Existing laser image enhancement algorithms are mainly enhanced from visual and detail features. The histogram, wavelet transform [
1], and Retinex theory are three types of improved traditional algorithms. The histogram mainly enhances the algorithm by expanding the grayscale part with more pixels, the wavelet transform uses a method of decomposing sub-bands and layering processing for enhancement, and Retinex mainly relies on scientific experiments and analysis to enhance images. But these three algorithms require many parameters to be determined for improvement, and their impact and generalization abilities are unclear, which can easily lead to problems such as excessive enhancement, loss of important information, and artificial noise. In recent years, deep learning has been widely used in the image field. LL-Net [
2] proposed by Lore et al. was the first to use deep learning in image enhancement. They designed a low-light network depth autoencoder to simultaneously enhance and denoise low-light noisy images. Li et al. [
3] proposed a convolutional neural network (CNN) image enhancement method. It takes low-illumination images as the network input and the output results are enhanced using the Retinex [
4] model. The method solves the problem of distortion caused by over-enhancement in previous methods, but has limitations when enhancing low-quality low-light images.

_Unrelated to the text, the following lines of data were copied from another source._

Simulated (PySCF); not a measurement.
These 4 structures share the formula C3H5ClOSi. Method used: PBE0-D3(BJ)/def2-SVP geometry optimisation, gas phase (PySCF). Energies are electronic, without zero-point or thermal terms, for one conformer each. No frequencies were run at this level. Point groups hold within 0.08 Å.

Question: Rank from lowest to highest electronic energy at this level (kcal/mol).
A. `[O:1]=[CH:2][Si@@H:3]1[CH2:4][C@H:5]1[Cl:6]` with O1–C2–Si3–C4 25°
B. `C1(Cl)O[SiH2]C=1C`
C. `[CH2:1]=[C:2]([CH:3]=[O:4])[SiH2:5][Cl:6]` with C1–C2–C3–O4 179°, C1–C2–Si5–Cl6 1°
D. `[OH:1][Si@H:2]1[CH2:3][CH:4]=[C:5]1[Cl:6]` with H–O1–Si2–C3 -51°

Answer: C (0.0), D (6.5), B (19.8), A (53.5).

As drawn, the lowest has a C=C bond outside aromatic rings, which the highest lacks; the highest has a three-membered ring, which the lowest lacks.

Since the introduction of generative adversarial networks (GANs) in 2014 [
5], it has been widely used for generating high-quality samples using a unique zero-sum game and adversarial training approach. This has strengthened the feature learning and representation abilities of GANs, making it applicable in various fields such as computer vision. However, the lack of paired data for supervised learning makes it difficult to represent the performance. Zhu et al. designed a cyclic consistent adversarial network (Cycle GAN) based on GANs and pairwise learning [
6]. It overcomes the shortage of GANs but is prone to the loss of image information and cannot satisfy the structural similarity between the generated image and the real image. In 2021, the EnlightenGAN model was proposed, and it does not require paired training sets. One attention-guided U-Net [
7] generator and one global–local discriminator are included, and excellent performance is achieved on a range of standard test data. However, in the encoding–decoding stage, U-Net extracts different levels of features after multiple down-sampling and up-sampling. This can easily distort the generated images [
8], especially for darker low-light images, and make it difficult to restore the image detail information. In addition, the generated image tends to have a single color, and unknown artifacts are generated during the enhancement process. The laser image does not guarantee the same effect as other datasets do [
9].
To solve the above problems, the paper takes improving the generalization ability of unsupervised deep learning models on laser image datasets as the starting point. It combines the advantages of such models with a newly constructed laser image dataset to study low-light laser image enhancement techniques. The main contributions are as follows:
The algorithm is optimized and improved based on the EnlightenGAN model, and its loss function is redesigned to improve the generalization ability and enhancement effect of the model.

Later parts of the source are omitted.